Prove that V is an identity operator

Fix any basis $b$ and consider the matrix $A=V_b$. Then you know that there exist invertible matrices $S$ and $T$ such that $S^{-1}AS$ is unitary and $T^{-1}AT$ is positive definite.

Since similar matrices share eigenvalues, you see that the eigenvalues of $A$ have modulus $1$ (because $S^{-1}AS$ is unitary) and positive real (because $T^{-1}AT$ is positive definite).

This only leaves tha possibility that $A$ has the single eigenvalue $1$.

Now use that positive definite matrices are diagonalizable.

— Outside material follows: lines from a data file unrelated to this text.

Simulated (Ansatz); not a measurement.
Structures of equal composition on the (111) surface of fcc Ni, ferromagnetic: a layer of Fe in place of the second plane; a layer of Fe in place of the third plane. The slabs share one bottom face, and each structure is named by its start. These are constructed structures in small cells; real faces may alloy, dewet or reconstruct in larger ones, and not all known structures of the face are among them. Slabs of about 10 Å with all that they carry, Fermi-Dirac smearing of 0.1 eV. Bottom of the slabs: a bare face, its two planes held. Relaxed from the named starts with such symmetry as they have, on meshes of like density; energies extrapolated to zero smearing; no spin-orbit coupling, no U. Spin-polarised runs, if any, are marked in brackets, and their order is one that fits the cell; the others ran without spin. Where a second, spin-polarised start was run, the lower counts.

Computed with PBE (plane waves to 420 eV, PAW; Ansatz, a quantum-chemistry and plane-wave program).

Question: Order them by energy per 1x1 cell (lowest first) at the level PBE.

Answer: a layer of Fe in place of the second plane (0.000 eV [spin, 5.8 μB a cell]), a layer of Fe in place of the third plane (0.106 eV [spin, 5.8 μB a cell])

We have that $V$ is unitary and that $V$ is self-adjoint and positive definite. Hence

$$V^{-1}= V^*$$

and

$$V=V^*.$$

This gives $V^2=I$ thus

$$(V-I)(V+I)=0.$$

Since $V$ is positive definite, $-1$ is not an eigenvalue of $V$, therefore $V+I$ is invertible. This gives

$$V=I.$$


$V_f$ has the same spectrum as $V_e$ because both matrices are matrix representations of the same linear operator $V$ in some bases. Hence the eigenvalues of $V_f$ are positive real numbers (because $V_f$ is positive definite) with unit moduli (because $V_e$ is unitary), i.e. all eigenvalues of $V_f$ are equal to $1$. Hence $V_f=I$ and $V$ is the identity operator.